500 g of strong white bread flour
1 tsp salt
1 tsp caster sugar
7 g of dried yeast
75 ml of olive oil
225-250 ml milk

3 bulbs of garlic
1 handful of parsley, and chives, finely chopped
100 ml of olive oil, plus extra for drizzling

Add the flour, salt, sugar, yeast, olive oil and 225 ml of milk to a large mixing bowl.

Mix all the ingredients together until they start to come together, adding more milk as required.

Knead on a floured surface for around 10 minutes, until soft and stretchy (or approximately 5 minutes in a stand mixer fitted with a dough hook).

Add to an oiled bowl covered with oiled cling film for around 2 hours, until doubled in size. Meanwhile roast the garlic bulbs.

Preheat the oven to 180°C.

Cut the tops off the bulbs and place on a baking sheet covered with foil. Drizzle with a little olive oil and cover tightly with foil.

Roast in the oven for around 1 hour until soft. Allow to cool before mixing with the chopped herbs and olive oil, set aside.

Once the dough has proved knock it back on a floured surface and divide into 24 equal pieces.

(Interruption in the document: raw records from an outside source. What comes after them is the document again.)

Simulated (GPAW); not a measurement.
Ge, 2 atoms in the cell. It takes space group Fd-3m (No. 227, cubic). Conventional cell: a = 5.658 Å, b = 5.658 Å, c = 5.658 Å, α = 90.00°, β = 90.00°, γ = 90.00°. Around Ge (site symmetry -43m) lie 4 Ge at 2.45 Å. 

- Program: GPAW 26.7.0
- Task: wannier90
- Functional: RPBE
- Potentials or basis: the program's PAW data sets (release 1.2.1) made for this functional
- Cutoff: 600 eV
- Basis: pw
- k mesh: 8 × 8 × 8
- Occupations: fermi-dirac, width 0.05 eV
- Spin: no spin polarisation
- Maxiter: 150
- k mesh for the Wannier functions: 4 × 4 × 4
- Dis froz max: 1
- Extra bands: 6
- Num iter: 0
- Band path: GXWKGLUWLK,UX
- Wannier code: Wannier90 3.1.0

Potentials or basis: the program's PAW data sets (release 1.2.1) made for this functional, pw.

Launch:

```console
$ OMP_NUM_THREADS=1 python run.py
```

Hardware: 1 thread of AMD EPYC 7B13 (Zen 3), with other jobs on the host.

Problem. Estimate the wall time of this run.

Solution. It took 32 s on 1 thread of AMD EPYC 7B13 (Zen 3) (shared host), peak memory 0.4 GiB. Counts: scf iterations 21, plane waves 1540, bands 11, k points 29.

Grease a large loaf pan or baking tin. Form each piece of dough into a ball, roll in the garlic and herb mix and then into the baking tin. Cover again with cling film and leave to prove for 1 hour.

Preheat the oven to 180°C.

Bake for around 45 minutes until well risen and cooked all the way through. Times will vary depending on how deep your tin is. If it begins to brown too much on top, cover with foil. Serve warm.